Securing your crypto wallet: how to protect your cryptocurrency from hackers and exploits

Updated: Feb 4

Cryptocurrency is still very new, and like all new things, many of us take for granted that our assets are safe because we either put them in a wallet or hold them on a popular exchange. Nothing could be further from the truth. Scammers have been known to get away with hundreds of thousands if not millions from even experienced wallet owners. Below I walk you through several ways on how you can ensure your crypto assets are safe from scammers.


Securing your Internet

Even if you're on your own home network, it's good practice to use a VPN as this ensures your browsing activity is safe and private. Avoid using public wifi - these are rife with scammers. In the past I've had to deal with with a laptop that got exposed to a fake wifi service in an airport terminal; the user involved had their banking details exposed as well as their corporate identity. Fortunately they caught it in time, but for a moment there you can imagine how they were feeling!

A cold wallet?

No, we don't need to put our credit card in the freezer. This simply means a device that stores your crypto keys in an offline format. If you aren't busy trading or staking it, it should be in a cold wallet. Some cold wallets allow you to stake directly without needing to risk your assets: this is very handy, but also very limited. A cold wallet is also ideal if you plan to hodl (or Hold On for Dear Life), since it prevents accidental trading or loss due to hacks.

Your seed phrase

Every wallet comes with a recovery phrase called a seed phrase. This is typically 12 or 24 words that refer to your wallet and can be used to recover a lost wallet or to have a copy of the wallet on your phone (for example). The most common kind of scam I see out there asks you for your seed phrase. You might get a link that asks you for your seed phrase, or a kindly support tech reaches out over reddit or twitter (for example) after hearing about your issues with your wallet, and he says "we need your seed phrase to prove you own the wallet" or something similar.

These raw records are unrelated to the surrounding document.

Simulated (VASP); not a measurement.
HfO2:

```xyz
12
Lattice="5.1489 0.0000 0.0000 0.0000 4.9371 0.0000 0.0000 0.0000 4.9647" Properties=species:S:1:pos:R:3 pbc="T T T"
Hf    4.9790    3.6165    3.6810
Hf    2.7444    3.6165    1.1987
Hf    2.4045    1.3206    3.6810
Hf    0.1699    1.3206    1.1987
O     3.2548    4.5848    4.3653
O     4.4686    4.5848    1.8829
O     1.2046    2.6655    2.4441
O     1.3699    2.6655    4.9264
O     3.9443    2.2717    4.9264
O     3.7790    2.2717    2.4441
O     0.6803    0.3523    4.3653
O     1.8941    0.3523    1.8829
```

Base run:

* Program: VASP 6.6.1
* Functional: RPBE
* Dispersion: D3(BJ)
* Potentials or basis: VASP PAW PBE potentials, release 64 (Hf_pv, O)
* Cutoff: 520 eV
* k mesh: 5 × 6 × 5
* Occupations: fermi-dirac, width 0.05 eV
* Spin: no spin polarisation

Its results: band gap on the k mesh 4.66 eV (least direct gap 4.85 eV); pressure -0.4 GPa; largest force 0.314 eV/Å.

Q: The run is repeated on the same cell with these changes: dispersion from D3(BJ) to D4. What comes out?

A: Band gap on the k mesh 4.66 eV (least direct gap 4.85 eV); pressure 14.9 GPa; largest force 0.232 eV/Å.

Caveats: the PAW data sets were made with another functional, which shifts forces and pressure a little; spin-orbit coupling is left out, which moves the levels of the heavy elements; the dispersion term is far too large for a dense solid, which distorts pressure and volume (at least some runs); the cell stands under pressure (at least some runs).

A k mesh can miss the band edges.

Say it with me: "Nobody needs my seed phrase. If I hand out my seed phrase, I am giving away every asset in that wallet. I will treat my seed phrase as my golden ticket."

Elon Musk does not want to give you BitCoin!

There an increasing amount of sites and YouTube videos around that claim Elon Musk or Michael Saylor (or any other celeb out there) wants to gift you some Bitcoin, Ethereum, or other legit crypto. All you need to do is give them a half of what you want back. Here's an example:

Both people in the video clip are real: Anthony Pompliano is a genuine YouTuber that brings daily news shows with legit content; Michael Saylor is the CEO of MicroStrategy and very well known for his work on Bitcoin. But the offer is the scam: you won't get any eth or bitcoin back; you'll only lose whatever you send. Or worse: the website (covered here) may even require you to attach your wallet directly (see above for more details on that scam).

Wrapping up...

I hope these simple tips help you increase your crypto asset security. Be vigilant, and if you're in doubt, ask someone you trust.